The question has to be asked: were things this hard for the Chicago Bulls?

By the end of the 1995-96 season, the average number of wins for teams in the Eastern Conference playoffs was 51.5. That’s topped up by the Bulls’ 72-10 record, with the Miami Heat scraping the playoff barrel after winning 42 games. By contrast, the Western Conference averaged 50.4 wins that year with Seattle claiming 64 wins as the clear number one, while Sacramento stumbled through with a losing record of 39-43. You can boil that down in to these numbers:

2015-16 Golden State Warriors1995-96 Chicago Bulls
Winning Percentage69-9 (88.5%)72-10 (87.8%)
Other Playoff Teams739-502 (59.6%)743-487 (60.0%)


With just a handful of games left in the NBA season, it’s safe to say that the average winning percentages for the ’96 Bulls and the ’16 Warriors are going to be relatively even. This isn’t to remotely suggest that things are even overall.

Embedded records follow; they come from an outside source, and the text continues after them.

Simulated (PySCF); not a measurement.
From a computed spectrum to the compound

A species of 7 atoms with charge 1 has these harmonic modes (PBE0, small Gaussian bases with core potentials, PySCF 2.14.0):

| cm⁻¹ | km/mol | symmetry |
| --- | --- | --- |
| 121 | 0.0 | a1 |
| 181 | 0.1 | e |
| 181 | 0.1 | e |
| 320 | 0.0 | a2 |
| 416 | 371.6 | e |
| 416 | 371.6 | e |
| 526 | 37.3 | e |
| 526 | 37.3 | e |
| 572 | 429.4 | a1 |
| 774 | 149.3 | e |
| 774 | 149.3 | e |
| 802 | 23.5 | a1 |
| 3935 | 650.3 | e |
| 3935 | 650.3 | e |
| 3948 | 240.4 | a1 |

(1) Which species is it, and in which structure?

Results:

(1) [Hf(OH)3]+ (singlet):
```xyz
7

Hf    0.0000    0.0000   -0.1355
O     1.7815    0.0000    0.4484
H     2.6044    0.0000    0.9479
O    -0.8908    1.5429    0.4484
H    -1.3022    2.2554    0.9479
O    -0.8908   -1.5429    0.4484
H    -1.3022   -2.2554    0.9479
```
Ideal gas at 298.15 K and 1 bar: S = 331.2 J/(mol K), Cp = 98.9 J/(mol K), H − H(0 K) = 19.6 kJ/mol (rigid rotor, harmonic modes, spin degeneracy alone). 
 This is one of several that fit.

Scottie Pippen can say that his Bulls would wipe the floor with the Warriors, but even a casual NBA fan who’s been around as long as I have can safely say that the NBA is much deeper from a talent perspective, and more sophisticated overall from a strategy standpoint, than it was 30 years ago. The league as a whole is just a stronger beast. That’s basic evolution.

You can tell that Golden State is starting to strafe mentally. They want to get to the end of this season, which includes two games each against San Antonio and Memphis. They’re tired. They’re running out of gas, and they just need a new challenge.

One of the benefits of the Warriors is their overall youth. Younger athletes can simply recharge faster and more efficiently than older ones. From a physical standpoint, they’re completely capable of playing the games at a high level.

But that mental capacity has to be there. For The Chase to go from a pursuit of greatness to a distracting hassle can’t be understated. It has sapped this team from a psychological angle, and the pressure will only mount if they’re able to sweep their last four games.

Why? Simply because a record-setting regular season means absolutely nothing if they don’t hoist another trophy at the end of the regular season (read: 2007 New England Patriots). It won’t be anything more than a footnote. Of the 10 teams to boast the NBA’ best winning percentage, eight have won the championship. The 1973 Boston Celtics lost in the Eastern Conference Finals and the 2006-07 Dallas Mavericks were upset in the first round of the playoffs. Does anyone even make the case for the last two teams as some of the best ever? Not even close.

I’ve been saying all year that nothing about The Chase for 73 wins will matter if the Golden State Warriors lose in the playoffs at any point. Again, it’s not a matter of being physically ready to handle up to 28 more playoff games. More than anything, it’s possessing the mental resolve to survive that gauntlet while still performing at the highest level possible.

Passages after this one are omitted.